IBM's worldwide server revenue jumped a healthy 24.5 percent in the second quarter, putting it neck and neck with Hewlett-Packard for the top spot, according to IDC.
Helped by a surge in mainframe sales, IBM's revenue climbed to just over US$4 billion in the quarter, giving it 30.5 percent of the overall market. HP's sales climbed a more modest 9.3 percent, to $3.9 billion, for 29.8 percent of the market. IBM crowed that it had recaptured the server crown, but IDC declared it "a statistical tie."
Server sales were strong overall, with worldwide revenue climbing 18 percent from a year earlier to $13.2 billion, IDC said. Unit shipments were 2.1 million, the second-highest total ever reported for a June quarter. The highest was in 2008, just before the economy went south.
"These numbers were actually slightly better than we were expecting," IDC analyst, Jed Scaramella, said.

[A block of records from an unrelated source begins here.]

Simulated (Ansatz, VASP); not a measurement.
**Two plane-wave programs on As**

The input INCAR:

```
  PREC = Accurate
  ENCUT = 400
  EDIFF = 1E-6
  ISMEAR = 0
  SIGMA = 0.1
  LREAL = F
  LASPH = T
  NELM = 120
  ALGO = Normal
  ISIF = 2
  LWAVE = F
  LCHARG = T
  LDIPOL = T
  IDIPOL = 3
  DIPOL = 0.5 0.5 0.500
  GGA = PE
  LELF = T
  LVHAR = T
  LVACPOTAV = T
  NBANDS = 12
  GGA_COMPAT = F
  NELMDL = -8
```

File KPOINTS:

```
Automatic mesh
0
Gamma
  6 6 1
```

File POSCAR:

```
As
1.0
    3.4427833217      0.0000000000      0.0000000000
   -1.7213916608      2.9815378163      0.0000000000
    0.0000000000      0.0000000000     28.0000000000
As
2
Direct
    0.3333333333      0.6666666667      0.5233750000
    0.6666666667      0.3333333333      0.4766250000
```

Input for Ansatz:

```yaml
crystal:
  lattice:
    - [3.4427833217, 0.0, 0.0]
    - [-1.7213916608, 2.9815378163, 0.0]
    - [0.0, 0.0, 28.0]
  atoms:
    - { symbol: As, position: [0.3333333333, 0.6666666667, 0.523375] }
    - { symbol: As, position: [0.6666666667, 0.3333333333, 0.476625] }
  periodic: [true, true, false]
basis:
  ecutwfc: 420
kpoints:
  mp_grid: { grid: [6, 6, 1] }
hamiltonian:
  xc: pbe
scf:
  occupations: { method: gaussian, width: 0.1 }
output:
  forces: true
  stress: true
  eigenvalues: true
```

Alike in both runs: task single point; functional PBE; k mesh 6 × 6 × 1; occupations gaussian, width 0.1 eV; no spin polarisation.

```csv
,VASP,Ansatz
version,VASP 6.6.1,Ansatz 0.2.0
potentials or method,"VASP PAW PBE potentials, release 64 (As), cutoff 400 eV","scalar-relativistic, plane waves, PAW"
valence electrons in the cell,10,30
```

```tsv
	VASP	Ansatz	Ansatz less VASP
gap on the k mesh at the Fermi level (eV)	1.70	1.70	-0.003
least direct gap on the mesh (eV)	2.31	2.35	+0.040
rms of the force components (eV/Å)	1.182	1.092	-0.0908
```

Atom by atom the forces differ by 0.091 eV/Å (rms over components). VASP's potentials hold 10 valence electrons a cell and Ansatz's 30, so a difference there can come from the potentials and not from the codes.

Recent Unix upgrades from HP, IBM and Oracle helped lift the results, as did new mainframes from IBM. In addition, companies that put off buying new gear during the recession finally had to make purchases, IDC said.
The second half of the year won't be so rosy, however. The refresh cycles are starting to dry up and "weakening macroeconomic concerns around the world will serve to moderate demand for servers later this year," IDC said in a statement.
The research firm predicts "a soft landing" for the server market in the second half, Scaramella said.
Still, for now business was brisk in all segments. Sales of volume systems, which by IDC's definition cost less than $25,000, were up 17 percent from a year earlier, while sales of midrange systems, priced from $25,000 to $250,000, were up by the same amount. Sales of high-end systems -- those priced above $250,000 -- climbed 23 percent, IDC said.
The high-end sales undoubtedly were helped by IBM's System z mainframe sales, which were up 61 percent from a year earlier, to $1.2 billion. Blades also performed well, with revenue up 27 percent year over year, IDC said.
All vendors saw their server revenue increase from a year earlier. Fujitsu, the smallest of the top five vendors, saw its revenue more than double, largely thanks to the K-computer high-performance computing system in Japan. It finished the quarter with 6.5 percent market share, in a statistical tie with Oracle, whose sales increased just 4.2 percent.
Dell's server sales increased by 5.1 percent, IDC said, putting it in the middle of the pack with revenue of $1.8 billion.
"This was the fifth consecutive quarter with double-digit year-over-year revenue growth, as the market recovery continued to extend from x86 servers to midrange Unix to high-end mainframe class systems," IDC analyst Matt Eastwood said in a statement.